Star-Advertiser: Judge King touched generations
Judge’s spark and humor touched generations
POSTED: 01:30 a.m. HST, Dec 30, 2010
At a memorial service fittingly observed as much by laughter as tears, hundreds of mourners bid a final farewell yesterday to retired federal Judge Samuel P. King at St. Andrew’s Cathedral.
King was remembered as a keen legal mind whose far-reaching decisions on land reform, development, privacy and the environment continue to touch the way Hawaii residents live, and whose contributions to the landmark “Broken Trust” essay led to the reformation of the nation’s richest private trust. Speakers also celebrated King as a warm, down-to-earth friend, father and husband whose pearls of wisdom often came wrapped in sheaths of dry humor.
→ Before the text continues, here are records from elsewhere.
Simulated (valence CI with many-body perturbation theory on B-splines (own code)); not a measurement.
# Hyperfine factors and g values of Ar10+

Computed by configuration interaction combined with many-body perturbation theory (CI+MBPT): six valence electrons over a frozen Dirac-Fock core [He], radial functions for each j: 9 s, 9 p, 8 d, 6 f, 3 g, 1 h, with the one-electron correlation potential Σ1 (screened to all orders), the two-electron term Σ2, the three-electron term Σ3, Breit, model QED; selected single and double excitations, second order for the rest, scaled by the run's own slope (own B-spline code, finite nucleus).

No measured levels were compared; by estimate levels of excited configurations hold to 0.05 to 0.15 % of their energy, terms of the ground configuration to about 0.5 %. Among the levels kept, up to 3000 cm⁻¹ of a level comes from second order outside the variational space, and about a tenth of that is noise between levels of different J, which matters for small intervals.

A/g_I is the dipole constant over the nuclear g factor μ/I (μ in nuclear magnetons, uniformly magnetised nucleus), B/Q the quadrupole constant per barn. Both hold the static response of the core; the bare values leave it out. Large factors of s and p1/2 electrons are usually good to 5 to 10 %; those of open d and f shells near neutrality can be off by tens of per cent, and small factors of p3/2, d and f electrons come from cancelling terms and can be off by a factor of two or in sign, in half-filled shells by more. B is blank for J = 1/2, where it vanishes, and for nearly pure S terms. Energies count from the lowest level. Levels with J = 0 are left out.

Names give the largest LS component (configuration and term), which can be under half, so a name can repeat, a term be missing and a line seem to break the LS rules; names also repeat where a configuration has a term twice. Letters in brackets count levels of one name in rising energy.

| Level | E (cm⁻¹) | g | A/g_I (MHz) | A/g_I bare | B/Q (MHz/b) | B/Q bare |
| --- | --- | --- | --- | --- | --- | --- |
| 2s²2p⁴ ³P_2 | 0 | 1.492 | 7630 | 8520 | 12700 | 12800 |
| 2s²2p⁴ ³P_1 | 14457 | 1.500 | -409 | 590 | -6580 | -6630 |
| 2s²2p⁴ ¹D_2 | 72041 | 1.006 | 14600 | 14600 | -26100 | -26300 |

King died Dec. 7 as a result of head injuries sustained in a fall two days earlier.

Blaine Fergerstrom, left, and Keith Ridley of the Royal Order of Kamehameha I stood watch over the urn of retired federal judge Samuel P. King at St. Andrew’s Cathedral yesterday during a memorial service for King, who died Dec. 7. Draped around the base of the urn was King’s cape, which he wore as a 6th-degree alii in the Royal Order of Kamehameha I.